Attending the European Beer Bloggers Conference this year filled me with excellent beer and information. Well, mostly beer.
As covered in my past posts and on the unofficial Live Blog, it was a wide-ranging event that covered a lot of topics, each resulting in a lot of discussion. As bloggers and beer drinkers, what did we learn from this raucous, information-packed weekend of beer?
I learned that:
- Edinburgh has interesting and unusual beer taps. Whether they’re the tall, brass examples with horizontally-twisting tap handles, shining chrome arrays of sleek modern taps, or wooden handpulls carved into the shape of bats, this city has some excellent species of beer dispense.
- We must learn to laugh at ourselves, or everyone else will. “Was this contract brewed? I think I can smell the contract…”
- “Beer is people.” Not tanks or pipes or ingredients, but the people who make it.
- Garrett Oliver once took The Ramones bowling. Wow.
- The people at Stewart Brewing are Good People… who will let you wander around their brewery, manhandle sacks of hops, and shove your face into open fermenting vessels. They even collaborate with Herriot & Watt brewing graduates.
- Garrett Oliver’s hat is almost as much of a star as he is.
- In America, there are some crazy new laws about blogging, meaning compulsory disclosures of anything you have been gifted, or you may end up in court!
- Nobody could agree on the best beer and food matches, and after lengthy discussion, we decided that nobody necessarily should agree, either. The job of Beer Sommeliers, Cicerones, or whatever we choose to become, should be to guide, not instruct.
- There’s a shortage of wood to age beer in. Beer could change to reflect that, too. If the amount of aged whisky barrels runs out, we could see new beer styles being used for less used barrels like wine, tequila or cognac.
- We should think about whether we write what we want to write, or what our audience want to read.
- You should always have a face that people can click on. At least, if you want your articles to more read if they appear in Google searches.
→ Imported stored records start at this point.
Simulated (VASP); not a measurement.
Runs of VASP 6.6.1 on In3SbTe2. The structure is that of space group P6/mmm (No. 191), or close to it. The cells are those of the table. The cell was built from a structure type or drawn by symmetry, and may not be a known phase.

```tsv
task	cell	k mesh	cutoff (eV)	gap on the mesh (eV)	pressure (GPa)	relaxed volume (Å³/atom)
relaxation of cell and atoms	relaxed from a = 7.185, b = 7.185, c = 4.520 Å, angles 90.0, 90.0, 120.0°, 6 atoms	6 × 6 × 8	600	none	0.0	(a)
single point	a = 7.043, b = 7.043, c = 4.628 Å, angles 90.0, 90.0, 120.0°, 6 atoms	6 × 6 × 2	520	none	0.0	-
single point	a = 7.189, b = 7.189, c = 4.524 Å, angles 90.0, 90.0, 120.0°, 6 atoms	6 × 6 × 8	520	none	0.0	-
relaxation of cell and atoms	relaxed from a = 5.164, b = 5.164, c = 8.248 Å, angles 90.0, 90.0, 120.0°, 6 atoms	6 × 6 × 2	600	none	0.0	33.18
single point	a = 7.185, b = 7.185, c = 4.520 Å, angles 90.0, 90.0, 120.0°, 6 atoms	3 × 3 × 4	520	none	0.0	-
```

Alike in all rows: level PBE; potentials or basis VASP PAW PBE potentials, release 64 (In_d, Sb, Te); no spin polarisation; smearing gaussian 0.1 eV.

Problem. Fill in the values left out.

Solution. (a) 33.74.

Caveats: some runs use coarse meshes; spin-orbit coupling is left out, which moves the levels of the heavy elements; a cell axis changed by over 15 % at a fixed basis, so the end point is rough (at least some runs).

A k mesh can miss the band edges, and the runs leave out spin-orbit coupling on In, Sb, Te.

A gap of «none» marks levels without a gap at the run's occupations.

- BrewDog have social media nailed down to the ground, and we can all use it to our advantage.
- We are divided in our motives. Whilst some wish to make a living from their writing, others are perfectly happy to blog for the love of blogging. In Europe at least, we are still mainly what the US would call ‘citizen beer bloggers’.
- A beer aged in a 40 year old sherry cask that last contained a 30 year old Highland Park whisky tastes as good as you’d think it would, especially when its made by Harviestoun.
- Fraoch is best enjoyed with haggis. The floral, spicy notes of the heather ale blend so neatly and excitingly with the richly seasoned, savoury flavour of haggis that you will swear they were made for each other.
- Finally, there is a bright, shiny future full of people writing excellent things about excellent beer.
What things did you learn from EBBC13?
3 thoughts on “#EBBC13 – What did we learn?”
I learned the horrendous phrase ‘monetize your blog’, a statement only the Americans could come up with. So long as my blog remains free from state legislation, and operates under a code governed by respect for my readers, other bloggers and the industry as a whole, then I’m happy if my blog doesn’t ‘make a single dime’.